These instructions were tested on Linux system. It should also work on different systems. If you are aving problems, please let us know by creating an issue.
- docker (version 18.0 or higher)
- docker-compose (1.20 or higher)
To initialize the swarm setup run:
foo@bar:~$ docker swarm init
Swarm initialized: current node (hzywvwt5zygzctmrv4k1hrjfp) is now a manager.
To add a worker to this swarm, run the following command:
docker swarm join --token SWMTKN-1-3hlnrriihgjm4ajgmk8drpe5my7kzprtjmgh2qrh8akw64jy98-6vrrb008zo22sk76lr4c7q2qb 10.14.0.164:2377
To add a manager to this swarm, run 'docker swarm join-token manager' and follow the instructions.
Your system will be the Swarm manager node. Take a note of the token generated by this command. You will use this token if you want to add other nodes to the Swarm cluster.
foo@bar:~$ docker network create --ingress --driver overlay ingress
foo@bar:~$ docker network create -d overlay --attachable spark-net
If you get an warning about the existing ingress network, just ignore it.
Sometimes the Docker images are not pulled automatically. It is better that you download them before deploying the services.

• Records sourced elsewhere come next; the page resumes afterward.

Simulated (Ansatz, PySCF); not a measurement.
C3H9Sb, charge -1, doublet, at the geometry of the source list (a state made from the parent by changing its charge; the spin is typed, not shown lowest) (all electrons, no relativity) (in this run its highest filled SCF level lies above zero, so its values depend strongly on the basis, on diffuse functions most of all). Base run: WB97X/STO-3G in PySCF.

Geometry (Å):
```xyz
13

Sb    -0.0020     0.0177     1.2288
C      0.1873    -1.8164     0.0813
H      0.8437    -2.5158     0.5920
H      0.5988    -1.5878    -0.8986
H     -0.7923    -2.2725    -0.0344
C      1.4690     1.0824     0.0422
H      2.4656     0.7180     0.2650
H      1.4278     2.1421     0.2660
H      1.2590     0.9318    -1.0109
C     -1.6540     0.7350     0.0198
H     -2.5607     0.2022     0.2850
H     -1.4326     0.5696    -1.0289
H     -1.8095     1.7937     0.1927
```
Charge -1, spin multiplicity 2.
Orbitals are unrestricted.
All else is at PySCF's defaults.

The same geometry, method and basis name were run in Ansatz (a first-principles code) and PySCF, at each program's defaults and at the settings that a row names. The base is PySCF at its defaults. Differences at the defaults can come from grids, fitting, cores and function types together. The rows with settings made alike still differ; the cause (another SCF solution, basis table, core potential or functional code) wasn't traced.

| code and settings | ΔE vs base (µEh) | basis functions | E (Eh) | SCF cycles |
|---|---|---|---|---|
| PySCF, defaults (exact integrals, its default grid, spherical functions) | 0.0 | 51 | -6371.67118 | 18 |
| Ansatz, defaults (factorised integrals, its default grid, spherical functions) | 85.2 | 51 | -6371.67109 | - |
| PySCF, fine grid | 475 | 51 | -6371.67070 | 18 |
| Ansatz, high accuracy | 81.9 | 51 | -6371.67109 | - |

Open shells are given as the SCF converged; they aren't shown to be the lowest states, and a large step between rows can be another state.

foo@bar:~$ docker-compose pull
You can also pull the images manually:
foo@bar:~$ docker pull fdiblen/spark-master-dirac && docker pull fdiblen/spark-worker-dirac && docker pull fdiblen/hadoop
To deploy Spark and Hadoop services run:
foo@bar:~$ docker stack deploy --resolve-image always -c docker-compose.yml spark
Depending on your system or Docker version you may get an error. In this case try the following command:
foo@bar:~$ docker stack deploy -c docker-compose.yml spark
You can now access to the web interface of the created services:
Spark interface http://0.0.0.0:8080/
Hadoop interface http://0.0.0.0:8088
Hadoop datanodes http://0.0.0.0:50070
Number of available Spark workers can easily be scaled up/down. In order to have 4 Spark worker nodes run:
foo@bar:~$ docker service scale spark_worker=4
List the services:
foo@bar:~$ docker stack services spark
List the tasks:
foo@bar:~$ docker stack ps spark
foo@bar:~$ docker network inspect docker_gwbridge | egrep 'Name|IPv4>
docker stack services spark docker service inspect --pretty spark_master docker service inspect --pretty spark_worker docker service ps spark_master docker service ps spark_worker docker service ps spark_hadoop
foo@bar:~$ docker stack rm spark
docker stop
You can check the logs
foo@bar:~$ docker logs -f container_name
The container name can be found by
foo@bar:~$ docker stack ps spark
docker exec -ti $(docker ps -a | grep hadoop | awk '{print $1}') /bin/bash
export HADOOP_CLASSPATH=$(/opt/soft/hadoop/bin/hadoop classpath)
export PATH=$PATH:/opt/soft/hadoop/bin
hdfs dfsadmin -report
hdfs dfsadmin -printTopology
hdfs getconf -confKey fs.defaultFS
hdfs getconf -namenodes
hdfs dfsadmin -getDatanodeInfo hdfs://localhost:50020/